Where I Got It: From the publisher through Audiobook Jukebox (thanks!)

Who I Recommend This To: If you are into ancient Roman history, Julius Caesar era, then this is a great series for you.

Narrator: Paul Blake

Publisher: AudioGO (2009)

Length: 15 hours 22 minutes

Series: Emperor Book 4

The Gods of War picks up right where The Field of Swords leaves off: Pompey has set himself against Caesar. Pompey has seniority, the Senate backing him, Caesar’s daughter for a wife, and, he believes, the will of the Gods. Caesar has his Gaul battle-hardened troops and a good grasp of the effective use of propaganda. Conn Iggulden spent the bulk of this book on the conflict between these two powerful men and how it nearly tore Rome apart. Julius must live through the betrayal of one of his generals; Iggulden portrayed the motivations and character of both sides in that conflict. I truly enjoyed listening to the author’s rendition of how this bit of history unfolded. Pompey and the Senate flee Rome for Greece, where Caesar must follow, leaving Mark Antony in charge in Rome.

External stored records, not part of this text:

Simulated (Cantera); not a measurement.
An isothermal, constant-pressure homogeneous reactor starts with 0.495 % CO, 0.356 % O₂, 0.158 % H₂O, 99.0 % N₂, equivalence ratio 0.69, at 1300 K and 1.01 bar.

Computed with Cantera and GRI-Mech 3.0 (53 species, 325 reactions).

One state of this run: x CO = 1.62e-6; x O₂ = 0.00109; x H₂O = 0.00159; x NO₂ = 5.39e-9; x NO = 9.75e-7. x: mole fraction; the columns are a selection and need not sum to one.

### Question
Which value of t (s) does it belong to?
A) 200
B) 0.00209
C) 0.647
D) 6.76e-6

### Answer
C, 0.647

The conflict brings the two Roman armies to blood. Octavian, a young relative of Caesar, is given his chance to show his ability at commanding men in battle and his skill shines through. It was good to see Octavian become a man in this last installment in the series. The conflict eventually spreads to the shores of Egypt, to which about the last quarter of the book was dedicated. Due to the fascination with Cleopatra, this may be the most well-known episode of Caesar’s life (remember that Elizabeth Taylor film?). Julius actually took a holiday in Egypt, for roughly 6 months, traveling the Nile, sightseeing, and most likely bedding the young ruler of Egypt. They eventually had an offspring, which raised all sorts of conflict back home in Rome, to which Julius had to eventually return.

If you ever watched or read Shakespeare’s Julius Caesar, or the more recent HBO series Rome, then you know how this story ends. I won’t spoil the ending for those of you who missed out on this classic story, but I will say that I was very satisfied with the book. I felt that the motivations, fears, hopes, and desires of all the main characters were well laid out, giving the reader a very plausible rendition of how and why history fell out the way it did.

Paul Blake provided a decisive and strong voice for Julius Caesar. I also appreciated that he used the Latin pronunciation for the Roman names (such as using the ‘w’ sound for names spelled with a ‘v’). However, I sometimes could not tell when he was using his feminine voice and would have to pay extra attention to the dialogue to track when Cleopatra or another female was speaking.

What I Liked: I have long been fascinated with this period in history and I was well satisfied with this author’s rendition of it; the internal conflict of those who love yet envy Caesar was well portrayed; the battles, while detailed, were not overly gory.

What I Disliked: I would have liked to hear more about Mark Antony and why he was so favored by Caesar; the ladies were few and had limited roles and unfortunately limited depth in this series.

Emperor: The Field of Swords by Conn Iggulden

Why I Read It: Books 1 & 2 were excellent, and I love this time period.

Where I Got It: paperbackswap.com

Who I Recommend This To: Roman Empire enthusiasts, and Gaulish warriors aficionados.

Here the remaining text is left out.